Raytracer

Up till 6 this morning finishing a raytracer for class. It worked out fine with the shadows, reflection and Phong illumination working, but this has turned into a routine that has replaced sleeping on Sunday nights. I miss that. Thankfully it was the last assignment before a final project. And I’d like to point out that Harvard has the worst schedule possible with finals after winter break.

In the NYTimes magazine’s Year of Ideas, the most puzzling and interesting was entitled “Coincidence Theory”. It describes 20 years of research into whether humans can change the outcome of a random number generator. The answer so far is yes, in a tiny way. From the article:

Mayer’s research and writings eventually led her to Robert G. Jahn, a science and engineering professor at Princeton. Since 1979, Jahn had amassed a mountain of data demonstrating people’s ability to alter the outcome of a random event generator — essentially a machine designed to replicate a perfect coin toss over and over — in a minute but statistically significant way.

It looks like the “anomalous effects” have been reproduced many other places, but the theories as to why it might be true all sound unbelievable.

Update: Looks like many other believe this to be a bogus study. Looks like you can’t trust what you read in the Times.

The Mighty Mighty Bosstones won’t be having their annual “Hometown Throwdown” for the first time in 9 years. The article says the band is on hiatus - but don’t worry, the dancing Bosstone is doing okay. Now I haven’t been to one of their show’s in years, but in high school those shows were always a good time. Back then I was loving “Devil’s Night Out” and “More Noise & Other Disturbances” prior to all that “Impressions That I Get” crap. And heading to the MidEast in December to watch the crowd go nuts for “Awfully Quiet” or “Dr. D” was so much fun.
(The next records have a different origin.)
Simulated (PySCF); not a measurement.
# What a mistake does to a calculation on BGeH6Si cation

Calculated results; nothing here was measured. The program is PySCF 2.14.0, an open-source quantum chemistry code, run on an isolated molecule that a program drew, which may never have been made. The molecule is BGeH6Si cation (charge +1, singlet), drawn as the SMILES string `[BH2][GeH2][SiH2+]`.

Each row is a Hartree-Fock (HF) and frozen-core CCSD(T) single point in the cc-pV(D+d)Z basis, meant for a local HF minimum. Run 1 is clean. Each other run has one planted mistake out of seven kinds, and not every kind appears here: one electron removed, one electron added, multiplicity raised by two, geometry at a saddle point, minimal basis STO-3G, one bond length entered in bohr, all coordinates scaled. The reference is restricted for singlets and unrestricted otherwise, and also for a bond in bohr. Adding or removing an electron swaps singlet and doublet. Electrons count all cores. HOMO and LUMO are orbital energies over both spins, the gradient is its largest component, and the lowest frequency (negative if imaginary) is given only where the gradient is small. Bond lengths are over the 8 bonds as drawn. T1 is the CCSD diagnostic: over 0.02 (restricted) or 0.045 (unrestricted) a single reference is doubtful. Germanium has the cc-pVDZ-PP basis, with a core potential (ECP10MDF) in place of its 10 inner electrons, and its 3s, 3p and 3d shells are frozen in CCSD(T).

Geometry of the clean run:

In the past couple weeks while avoiding the annoying WBUR fundraising there hasn’t been a time when I haven’t found Outkast’s “Hey Ya” playing. It’s everywhere - on hip hop stations, rock stations, tv, before movies and now permanently stuck in my head.

After spending the last couple days in an Eclipse Developers course, a friend asked me what the advantages were to using Eclipse as an IDE over something like Emacs for writing Java. Prior to switching to using Eclipse, I’d primarily used Emacs with the JDEE and was pretty happy. But here are a few reasons I switched:

  • Refactoring - Simply great refactoring support for all sorts of common operations like rename, move, override baseclass methods, and my recent favorite “Generate Delegate Methods” which saves a lot of typing.
  • Content Assist - Including but not limited to code completion, it just works smoothly. Half of what I type now is Ctrl-Space to complete the class/method/field/template name that I’m writing. I never type import statements anymore, and if you do it will help you complete those too. There are other editor goodies as well, like easily diving into method bodies, having compile errors take you straight to the offending line and countless others.
  • Compile-as-you-type - This one is tough to truly appreciate until you use it. It takes the guess work out of whether your code will compile, since the built-in compiler transparently checks for you each step of the way. Forget a semicolon and you know right away. Combined with the handy quickfixes, a whole category of stupid bugs can be eliminated. And when you want to test your app, the code is always compiled and ready to go.
  • SWT/Native look & feel- I’d tried other Java IDEs and found most to be slow and have a second-class feel to them. Eclipse on Windows, feels like Windows and on Linux looks like GTK. Perhaps Swing is to blame for other’s problems, but none of them struck me the way Eclipse did. It just looks better (and it helps that it actually is).
  • Plug-in Development Environment (PDE) - If you are building a plugin or application on top of Eclipse, it’s the only way to go. Provides a lot help in constructing, testing and deploying your code. And with the ever-growing services provided by the platform, including the exciting Rich Client Platform work, there a lot of reasons to consider it.
  • Better Debugger - I just flat-out like a visual debugger better than using jdb. It’s one of those things that I find really useful to have a graphical representation of, like diff/merge tools. This one is well-integrated with the product, supports hot-swapping code, remote debugging and other helpful features.
  • Growing community - Eclipse has spread like wildfire and has a huge community of users, developers, and corporate backers (even without Sun). And from its various members comes a huge number of plugins (free and commerical), articles & books, courses, conferences and an even a programming competition. Lots of new features in 3.0, including a solid visual designer for SWT and Swing.
  • Equivalence with Emacs - Emacs will always be my first real love with a text editor: oh, the staying up to learn Elisp, hacking my own functions and menus, arguing over Emacs vs. XEmacs! And I still use it, just not for Java. Because Eclipse is free, open-source and cross-platform.

In the end, I can’t say if or how much more productive it makes me. But there are so many powerful capabilities close at hand that it feels like my job is easier and not spent as much tripping over my development environment.